In today's booming market for vintage clothes, some of the most sought after items are by Halston, the fashion genius who personified 1970s disco chic. It was a time when Manhattan was edgy and cool, and designers were the pilot fish of sex and glamour and a new kind of fame that was available to all - even if it lasted only fifteen minutes. Halston was the biggest of them all -- handsome, erratic, brilliant and decadent, a pop culture superstar who became as famous for partying at Studio 54 with Liza and Bianca, as for his stunning, streamlined clothes. When a Halston purple caftan, once owned by the designer's friend, Liz Taylor, recently turned up at Decades, the Los Angeles vintage boutique, it generated more interest than any other item in the store's history, according to The Chicago Tribune, and sold to a celebrity. The lucky buyer got not only a caftan, but also a piece of a fascinating and lost time.
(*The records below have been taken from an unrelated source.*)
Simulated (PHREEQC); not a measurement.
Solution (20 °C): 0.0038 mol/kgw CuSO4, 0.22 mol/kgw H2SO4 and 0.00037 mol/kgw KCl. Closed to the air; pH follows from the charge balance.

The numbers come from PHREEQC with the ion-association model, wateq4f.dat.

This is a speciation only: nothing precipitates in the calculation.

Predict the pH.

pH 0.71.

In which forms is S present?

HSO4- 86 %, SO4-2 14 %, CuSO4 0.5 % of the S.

It's one I lived through as a young journalist in New York who was married in a Halston dress. My wedding in 1980, in a private club overlooking Gramercy Park, was small and quiet - like many weddings up to that year, the last of nuptial sanity before Princess Diana's 1981 doomed union spawned the monster Wedding-Industrial Complex and a generation of Bridezillas, those crazed creatures prone to fits of rage over seating charts and other matters of dire consequence. My fiancé and I had no wedding planner, no video recording, no save-the-date cards and no gift registry. Nor did we have bridesmaids, groomsmen, a flower girl, a ring bearer, or formal invitations of any kind - the 40 guests, all close family and friends, were invited by phone.
Both my parents had died the previous year, and I could not bear the thought of a traditional church wedding without them. Nor was my fiancé interested in a big to-do, so we decided on a catered dinner at the Player's Club, the Greek Revival townhouse that had been established in the 19th century as a gentlemen's club for actors by Edwin Booth, the brother of Lincoln's assassin. We engaged a string quartet from Julliard to play during the cocktail hour. A judge who was the father of a friend agreed to marry us, and my brother-in-law, a photographer, signed on to take pictures.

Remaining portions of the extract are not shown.